This page lists the DataStage projects, and shows the pathname of the selected project in the Project pathname field. The Projects page has the following buttons:

• Add… adds new DataStage projects. This button is enabled only if you have administrator status.
• Delete deletes projects. This button is enabled only if you have administrator status.
• Properties views or sets the properties of the selected project.
• NLS… lets you change project maps and locales (if the NLS option was installed during the server installation).
• Command issues DataStage Engine commands directly from the selected project.



Provided that you have the proper permissions, you can add as many projects to the DataStage server as necessary. In normal projects any DataStage developer can create, delete, or modify any object within the project once it has been created. During the creation process, however, you can specify that a new project is protected. This is a special category of project and, normally, nothing can be added, deleted or changed in the project. Users can view objects in the project, and perform tasks that affect the way a job runs rather than the jobs design; specifically they can:
• Run jobs
• Set job properties
• Set job parameter default values.

A newly created protected project is populated by importing developed jobs and components; only a Production Manager user can perform the import, no other types of user can import into a special project.

Tip: The default directory path in which to create projects is located under the root directory of the DataStage server installation. For example, if the server was installed to /appl/Ascential/DataStage the projects would be installed to /appl/Ascential/DataStage/Projects/{project name}. If a separate UNIX file system or Windows partition is available and has enough free space (refer to the DataStage Install and Upgrade Guide for project sizing values), change the path to reflect the proper location on the server before creating the new project. As you will see later on in the course, too many projects in the same file system or partition can lead to problems with free space—which can ultimately lead to the engine malfunctioning.


Provided you have the proper permissions, you can delete any project from the DataStage server. Before you delete any project, you should be sure that you have a proper backup of the project. This can be done from the DataStage Manager and is discussed in the Manager Module.
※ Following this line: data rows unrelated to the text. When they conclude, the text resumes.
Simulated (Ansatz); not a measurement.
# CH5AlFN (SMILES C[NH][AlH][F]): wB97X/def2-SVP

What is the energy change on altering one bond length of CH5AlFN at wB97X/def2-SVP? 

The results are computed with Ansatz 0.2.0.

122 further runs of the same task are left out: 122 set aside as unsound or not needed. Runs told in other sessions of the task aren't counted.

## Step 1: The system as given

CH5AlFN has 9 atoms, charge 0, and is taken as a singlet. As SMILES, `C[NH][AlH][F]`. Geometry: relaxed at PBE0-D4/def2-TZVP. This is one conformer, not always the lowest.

From the General tab, you can set some basic properties for the project:
Enable job administration in Director—enabling this feature will allow users the ability to Cleanup Resources and Clear Status File from within the Job menu of DataStage Director. The features let DataStage users release the resources of a job that has aborted or hung, and so return the job to a state in which it can be rerun when the cause of the problem has been fixed. Users should proceed with caution when cleaning up resources, since the utility will allow users to view and end job processes and view and release the associated locks of those processes. Also, remember that users can only end processes or locks that they own—some processes and locks will require administrative authority to clear them.
Enable Runtime Column Propagation for Parallel Jobs—if you enable this feature, stages in parallel jobs can handle undefined columns that they encounter when the job is run, and propagate these columns through to the rest of the stages in the job. This check box enables the feature; to actually use it you must explicitly select or deselect the option on each stage. If it is enabled, all stages in parallel jobs will have RCP enabled as a default setting. This setting has no effect on jobs created on the server canvas.
Auto-purge of job log—this setting will automatically purge job log entries for jobs based on the auto-purge action setting. For example, if you specify to auto purge up to the previous 3 job runs, entries for the previous 3 job runs are kept as new job runs are completed. Keep in mind that the auto purge setting applies to newly created jobs, not existing jobs. If you want to enable the auto-purge setting for a previously created job, this can be accomplished from the DataStage Director.


You can set project-wide defaults for general environment variables or ones specific to parallel jobs from this page. You can also specify new variables. All of these are then available to be used in jobs. In each of the categories except User Defined, only the default value can be modified. In the User Defined category, users can create new environment variables and assign default values.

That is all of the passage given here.